SAT/ACT Update: New Writing Sections
As if the thought of getting into college isn’t stressful enough, enter the new SAT and the new writing test on the ACT. By far the biggest change: an essay.
The new SAT, which was launched in March 2005, was revised to incorporate not only an essay, but also more advanced math problems, including concepts from Algebra II. Gone are the analogies from the verbal section and a type of math problem known as quantitative comparison. The new format adds 45 minutes to the old version’s three hours. No longer is 1600 the highest possible score – the top score now is 2400.

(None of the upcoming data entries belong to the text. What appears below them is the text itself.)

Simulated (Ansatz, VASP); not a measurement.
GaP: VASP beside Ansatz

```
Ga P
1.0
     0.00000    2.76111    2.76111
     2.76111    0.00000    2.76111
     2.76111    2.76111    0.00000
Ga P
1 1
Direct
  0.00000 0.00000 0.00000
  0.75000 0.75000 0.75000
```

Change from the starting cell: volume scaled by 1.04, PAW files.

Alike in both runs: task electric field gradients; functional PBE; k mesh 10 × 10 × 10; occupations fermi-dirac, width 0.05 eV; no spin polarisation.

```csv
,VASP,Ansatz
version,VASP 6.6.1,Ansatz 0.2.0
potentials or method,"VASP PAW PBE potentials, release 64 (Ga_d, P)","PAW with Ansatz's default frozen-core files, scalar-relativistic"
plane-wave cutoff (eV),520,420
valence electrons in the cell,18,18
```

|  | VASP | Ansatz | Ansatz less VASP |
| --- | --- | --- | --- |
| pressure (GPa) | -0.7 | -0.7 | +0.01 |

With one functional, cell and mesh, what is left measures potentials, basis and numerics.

The ACT, a widely accepted rival test, introduced an optional writing portion in February 2005. The remainder of the ACT, which includes tests on English, math, reading and science, was unchanged. The test takes about three hours, not including the optional 30-minute writing portion. Scores range from 1 to 36.
Students taking the new SAT will have 25 minutes to compose an essay on a given topic. They’ll have to take a position on an issue and use examples to support it. The new SAT’s writing section also has multiple-choice grammar and word usage questions.
The new writing portion of the ACT is 30 minutes long. It consists of an issue presented with two points of view. Students are then asked to write an essay on the issue. In doing so, they can adopt either of the views presented, or present a totally different point of view of their choosing. The essay score will not be affected by the point of view taken.
While the SAT’s writing section is a required part of the test, the writing section on the ACT is optional. The ACT has indicated that about 18% of the schools require the writing portion while another 21% recommend the writing portion, with 61% not requiring or recommending it. Of course, these percentages are likely to change, so check directly with the institutions you’re considering to find out their requirements as to which test you’ll need.
College officials emphasize that tests such as the SAT and the ACT are just a piece of a student’s application. A student’s academic record is still the strongest factor in college admission, and that’s not likely to change.